When you’re attempting to critique someone, be sure the critique is transparent, substantive and direct. If you truly intend for the critique to have an impact on the individual, then deliver the critique directly to the person—not to someone else or through any other indirect communication medium. Now, if you’re just blowing off steam, that’s one thing but if you have an authentic desire for your critique of someone to have a lasting effect, then you want to say what you have to say about the person via a face-to-face meeting, over the phone, email, or a letter. In order to ensure what you have to say has substance, be as specific as possible about what you intend to communicate.
America is filled with too many people who are cowards. If you’re going to “tell someone off,” when are you actually going to talk to that person directly? Are you really “telling someone off” when you are talking about that person to everyone except that particular person?
Before your critique will have any significance, you’re going to need to shed any sugarcoated language that may be a part of the critique. Stop worrying about hurting people’s feelings when you get ready to critique them. If what you have to say is going to destroy a person’s life, then just allow it to destroy the person’s life; he or she is the one who is crazy for letting what you have to say destroy his or her life.
One way to shut someone’s mouth who is trying to critique you in a clandestine and malicious way is to engage that person in a public discourse. If he or she is really interested in having a truly transparent conversation, then he or she will not mind having the needed conversation in front of an audience. I’m a person who loves engaging in a public discourse with people who want to critique me, especially those who like to offer their critiques of me in devious and malevolent ways. The more people listening to me really “let you have it” is always more interesting and fun for me.
It’s time out for playing games with people. Don’t let someone verbally pound away at you indirectly. When you’re able to recognize that someone is running his or her mouth about you in private to people, which can be made obvious by how certain people respond to you now and how they respond to that person, call that person out! Stop letting people off the hook!
Do you really want to offer a critique about someone or would it be better for you to keep it to yourself? Are you really prepared for the person’s rebuttal to your critique? Is the reason why you will not give your critique to the person in a direct way a result of your cowardice?

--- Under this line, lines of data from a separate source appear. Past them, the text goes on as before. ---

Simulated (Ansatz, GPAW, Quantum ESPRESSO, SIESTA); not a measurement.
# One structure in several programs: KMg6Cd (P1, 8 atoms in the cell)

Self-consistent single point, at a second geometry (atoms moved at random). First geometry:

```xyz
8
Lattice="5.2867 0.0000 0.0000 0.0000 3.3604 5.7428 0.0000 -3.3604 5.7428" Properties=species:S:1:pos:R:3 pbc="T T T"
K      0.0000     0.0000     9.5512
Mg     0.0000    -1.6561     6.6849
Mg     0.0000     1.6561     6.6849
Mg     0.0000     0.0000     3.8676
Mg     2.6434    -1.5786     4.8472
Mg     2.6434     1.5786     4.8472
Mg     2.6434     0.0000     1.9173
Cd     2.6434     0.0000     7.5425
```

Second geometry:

You have to realize that people aren’t going to keep letting you say negative things about them and not eventually respond to you in ways you may not be ready to handle. Think about the things you say and do before you let them go forth.
Be sure you have the appropriate evidence to substantiate what you have to say about someone. The people you’re making angry might be able to respond to your critique with arguments and evidence of their own about you that can shut your mouth for eternity. Again, think before you react!